Silk Curtain

2 minute read
TIME

In its boldest move to date, OPM last week marched into the U.S. silk industry, became sole holder, buyer and seller of raw silk. Then it stopped all processing of raw silk (except on Army & Navy orders), put an end to all silk transfers from warehouse to mill.

Reason for this extreme action was to hoard all U.S. silk supplies for military use (chiefly powder bags and parachutes). At month’s end visible supplies were 47,000 bales. Last week the crack Japanese liner Tatuta Maru, after much legal backing & filling, unloaded its 5.568 bales on San Francisco docks (see cut). Five other ships added another 11,000 bales, bringing U.S. supplies to 63,000 bales. This was about three months’ civilian supply. It would fill all defense needs, said the Army, for two years.

Aside from the drastic effect of this action on U.S. consumers (see p. 13), the commandeering meant curtains for most of the 500 U.S. silk-hosiery manufacturers, their 97,000 employes. Another 78,000 workers in silk textile lines faced work curtailment. To mitigate the shock, OPM last week ordered rayon producers to allocate 10% of their output to silk mills. Only the finest rayon will do for hosiery, and it is hard to get.
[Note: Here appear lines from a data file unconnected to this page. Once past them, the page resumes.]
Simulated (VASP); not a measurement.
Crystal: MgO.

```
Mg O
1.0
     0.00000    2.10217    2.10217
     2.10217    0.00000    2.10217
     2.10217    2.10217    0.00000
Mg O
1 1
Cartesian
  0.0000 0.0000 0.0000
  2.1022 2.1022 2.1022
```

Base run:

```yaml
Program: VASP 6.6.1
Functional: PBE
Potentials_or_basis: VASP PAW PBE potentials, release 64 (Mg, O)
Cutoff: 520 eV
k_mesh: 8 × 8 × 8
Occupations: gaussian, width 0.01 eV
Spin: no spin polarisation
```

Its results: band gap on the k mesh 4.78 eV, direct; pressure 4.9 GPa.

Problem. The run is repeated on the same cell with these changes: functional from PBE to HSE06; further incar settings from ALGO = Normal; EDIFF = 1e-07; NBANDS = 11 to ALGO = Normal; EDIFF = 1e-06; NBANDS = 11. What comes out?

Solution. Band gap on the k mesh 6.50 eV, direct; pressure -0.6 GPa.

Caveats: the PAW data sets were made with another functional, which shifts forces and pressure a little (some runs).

First hosiery mill to close last week was Gotham Silk Hosiery Co.’s Courtland mill in Philadelphia. Its 600 employes would soon be lost in Philadelphia’s defense boom. Quite different was the outlook in North Carolina, where 22,000 hosiery workers face unemployment within two weeks. In Burlington, N.C., for example, a shutdown would affect 6,000 workers, ultimately cut off almost all the town’s income. Mill managers planned 1) to stretch silk operations with substitutes in welt and feet, and with a three-day week, 2) to pray for early arrival of fine rayon, and that women will buy rayon hose, 3) to urge Du Pont to relax its rule that nylon hose can contain no rayon or cotton. Half North Carolina’s mills can knit nylon, but as yet only 20% can get it.